Report: White House vetting Obama’s Harvard classmate for Supreme Court

The White House is vetting Jane L. Kelly as a potential nominee to fill the seat left by the late Supreme Court Justice Antonin Scalia.

Kelly, 51, is a career public defender turned appellate judge. The FBI has been conducting background interviews on her, according to an anonymous source who spoke to the New York Times.

The White House declined to comment. Kelly said through a judicial assistant in her Cedar Rapids, Iowa, chambers that she was not granting interviews on the matter.

The Senate quickly and unanimously confirmed her to her current post on the U.S. Court of Appeals for the Eighth Circuit three years ago.

Senate Judiciary Committee Chairman Chuck Grassley, R-Iowa, has said they will not hold hearings on any Supreme Court nominee put forth by Obama, though he praised Kelly in a Senate floor speech in 2013.

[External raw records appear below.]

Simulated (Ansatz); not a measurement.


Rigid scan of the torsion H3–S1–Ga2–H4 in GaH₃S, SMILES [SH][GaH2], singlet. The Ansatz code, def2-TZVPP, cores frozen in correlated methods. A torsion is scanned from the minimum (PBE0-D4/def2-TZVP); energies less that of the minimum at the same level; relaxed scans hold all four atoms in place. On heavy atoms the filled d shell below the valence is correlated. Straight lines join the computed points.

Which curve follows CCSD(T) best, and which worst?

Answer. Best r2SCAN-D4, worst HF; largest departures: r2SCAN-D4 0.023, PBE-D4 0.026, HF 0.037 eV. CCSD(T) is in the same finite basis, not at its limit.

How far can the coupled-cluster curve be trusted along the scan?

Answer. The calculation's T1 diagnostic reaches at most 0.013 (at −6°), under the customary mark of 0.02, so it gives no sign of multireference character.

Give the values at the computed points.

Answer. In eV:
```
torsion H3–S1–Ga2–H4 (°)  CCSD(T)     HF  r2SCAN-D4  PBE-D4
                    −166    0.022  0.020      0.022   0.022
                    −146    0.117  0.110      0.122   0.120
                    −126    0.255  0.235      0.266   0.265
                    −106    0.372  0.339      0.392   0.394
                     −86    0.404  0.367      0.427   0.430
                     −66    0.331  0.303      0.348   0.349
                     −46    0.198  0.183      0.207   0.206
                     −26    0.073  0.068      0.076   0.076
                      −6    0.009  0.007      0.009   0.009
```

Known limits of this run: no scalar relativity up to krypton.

“This is something the American people should decide,” Senate Majority Leader Mitch McConnell, R-Ky., said on Wednesday. “President Obama still has every right to nominate someone on his way out the door. The Senate also has every right to withhold its consent.”

If selected and confirmed, Kelly would be the only public defender to serve on the nation’s highest court. She attended Harvard Law School, where she was a classmate of Obama’s.